Stephen Alonzo Jackson is regarded as possibly the most
important man in Kappa Sigma's history. Through his efforts a
struggling local fraternity became a strong national organization. He
was the architect of our Ritual, writer of our Constitution, and was
our first Worthy Grand Master. The following is an excerpt from the
Bononia Docet, our pledge manual:
Stephen Alonzo Jackson was born September 22, 1851. He was left
motherless in his infancy and was raised by his grandmother. A close
associate and brother, Francis Nelson Barksdale, recalled him with
these words:
"Gentle as a woman, firm as a rock - a perfect bundle of
nervous energy. His love of the Fraternity knew no bounds, and his
enthusiasm was so contagious that it influenced everybody who came
within his reach. His one ambition was to make Kappa Sigma the leading
college fraternity of the world, and to that end he thought and worked
by day and night, until the end of his busy life."

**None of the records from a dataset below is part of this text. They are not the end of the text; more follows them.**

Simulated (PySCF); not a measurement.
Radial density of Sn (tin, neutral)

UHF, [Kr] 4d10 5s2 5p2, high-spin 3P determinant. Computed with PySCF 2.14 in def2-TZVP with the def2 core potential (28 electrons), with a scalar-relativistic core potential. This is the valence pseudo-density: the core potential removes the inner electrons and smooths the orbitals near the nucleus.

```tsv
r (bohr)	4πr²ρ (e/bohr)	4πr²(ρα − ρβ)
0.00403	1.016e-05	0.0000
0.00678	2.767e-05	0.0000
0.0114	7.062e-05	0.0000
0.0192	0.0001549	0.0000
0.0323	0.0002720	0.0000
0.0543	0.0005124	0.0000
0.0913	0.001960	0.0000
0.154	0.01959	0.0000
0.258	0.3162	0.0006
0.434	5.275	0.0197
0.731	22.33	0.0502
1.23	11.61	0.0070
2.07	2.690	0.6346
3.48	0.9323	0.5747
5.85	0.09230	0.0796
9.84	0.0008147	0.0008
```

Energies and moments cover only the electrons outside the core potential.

During the Fraternity's second Grand Conclave in 1878 in Richmond,
Virginia. Jackson was re-elected as Worthy Grand Master. In his speech,
he expressed his ideal and goal of an enduring and expanding
brotherhood as he addressed the Order:
"Why not, my Brothers, since we of today live and cherish
the principles of the Kappa Sigma Fraternity, throw such a halo around
those principles that they may be handed down as a precious heirloom
to ages yet unborn? Why not put our apples of gold in pictures of
silver? May we not rest contentedly until the Star and Crescent is the
pride of every college and unviersity in the land!"
Jackson died on March 4, 1892. His legacy to the Fraternity
included its Ritual, a revised Constitution, a precendent-setting Grand
Conclave, the first southern Fraternity to extend a chapter to the
north, and above all else, a spirit for expansion.